B.A.
Semester-IV (Honours) Examination, 2022 (CBCS)
Subject: English
Paper: CC-IX
(British Romantic Literature)
Time: 3 hrs Full Marks: 60
The figures in the margin indicate full marks.
Candidates are required to answer in their own words as far as practicable.
1. Answer any ten of the following questions: 10×2= 20
a. Where is Tintern Abbey? What does Wordsworth mean by “sportive wood run wild”?
b. “To them I may have owed another gift…” Briefly describe the gift that Wordsworth
refersto in his “Lines Composed a Few Miles Above Tintern Abbey”.
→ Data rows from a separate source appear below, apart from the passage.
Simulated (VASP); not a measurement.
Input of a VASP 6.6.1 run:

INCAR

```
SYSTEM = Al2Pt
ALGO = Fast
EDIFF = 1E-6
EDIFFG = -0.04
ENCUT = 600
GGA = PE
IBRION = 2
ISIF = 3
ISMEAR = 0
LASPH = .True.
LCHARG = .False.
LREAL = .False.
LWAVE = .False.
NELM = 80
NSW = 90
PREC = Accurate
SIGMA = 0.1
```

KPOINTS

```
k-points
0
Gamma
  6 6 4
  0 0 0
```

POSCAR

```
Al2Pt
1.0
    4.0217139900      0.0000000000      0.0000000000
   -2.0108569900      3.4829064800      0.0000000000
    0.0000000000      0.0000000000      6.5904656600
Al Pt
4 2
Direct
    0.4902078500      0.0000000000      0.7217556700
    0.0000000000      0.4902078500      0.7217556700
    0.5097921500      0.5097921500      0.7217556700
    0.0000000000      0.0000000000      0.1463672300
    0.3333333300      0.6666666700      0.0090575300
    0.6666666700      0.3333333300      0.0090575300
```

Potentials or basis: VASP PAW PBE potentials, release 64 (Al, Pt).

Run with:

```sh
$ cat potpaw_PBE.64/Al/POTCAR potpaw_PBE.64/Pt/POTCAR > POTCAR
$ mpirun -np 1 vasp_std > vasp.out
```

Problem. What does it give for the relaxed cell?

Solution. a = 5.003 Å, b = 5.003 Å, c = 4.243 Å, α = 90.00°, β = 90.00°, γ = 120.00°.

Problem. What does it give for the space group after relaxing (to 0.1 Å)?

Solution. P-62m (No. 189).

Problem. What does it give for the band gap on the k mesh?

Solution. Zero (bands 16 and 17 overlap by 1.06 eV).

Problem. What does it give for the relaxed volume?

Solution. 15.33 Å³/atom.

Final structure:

c. “In Xanadu did Kubla Khan/ A stately pleasure dome decree:” Who was Kubla Khan and
where is Xanadu situated?
d. “It was an Abyssinian maid..” Why do you think Coleridge mentions an Abyssinian maid
in his poem “Kubla Khan”?
e. “For He calls himself a Lamb”. Who is referred to here? Why does he call himself a
Lamb?
f. “Softest clothing, wooly, bright;” Explain briefly the significance of this line from Blake's
“The Lamb”.
g. “What the hand dare seize the fire?” What does Blake mean by this line in “The Tyger”?
h. What does the question “Did he who made the Lamb make thee?” suggest in Blake's
poem, “The Tyger”?
i. How does the child in “The Chimney Sweeper” from the Songs of Innocence differ from
his counterpart in the poem of the same title from the Songs of Experience?
j. Why is Nepoleon called the “conqueror and captive of the Earth” by Lord Byron? Explain
briefly.
k. What does Shelley mean by “Wild Spirit, which art moving everywhere;/ Destroyer and
preserver” ?
l. To whom is Canto-III of “Childe Harold's Pilgrimage” addressed and why?
m. What does the inscription on the pedestal of the broken statue of Ozymandias in Shelley's
poem of the same name signify?
n. “O, for a draught of vintage! that hath been/ Cooled a long age in the deep- delved earth,”
Why does Keats seek a “draught of vintage”?
o. “Close bosom- friend of the maturing sun;” Why is autumn considered to be a close
friend of the sun?
2. Answer any four of the following questions: 5×4=20
a. State, in brief, the nature of “loss” and “abundant recompense” that Wordsworth refers to
in “Tintern Abbey”.
b. How would you relate the first and second parts of Coleridge’s poem “Kubla Khan”?
c. William Blake's poem “The Tyger” is an unconventional representation of the idea of a
benign power. Do you agree? Answer briefly.
d. “One breast laid open were a school/ Which would unteach mankind the lust to shine or
rule." What does this line signify in stanza 43, Canto-III of “Childe Harold's Pilgrimage”?
e. Discuss some of the ways in which Shelley seeks identification with the various objects
of nature in “Ode to the West Wind”.
f. Explain the line “Was it a vision, or a waking dream?/ Fled is that music --- Do I wake or
sleep?” in “Ode to a Nightingale”.
3. Answer any two of the following questions: 10x2=20
a. Pride and Prejudice deals with notions of marriage. Elucidate.
b. Do you think that Coleridge’s “Kubla Khan” is a fragment? Give reasons for your
answer.
c. “Adieu! The fancy cannot cheat so well,/ As-she is famed to do, deceiving elf” Do you
think this is the main theme of Keats's “Ode to a Nightingale”? Discuss.
d. Critically discuss the role of memory in Wordsworth's “Tintern Abbey”.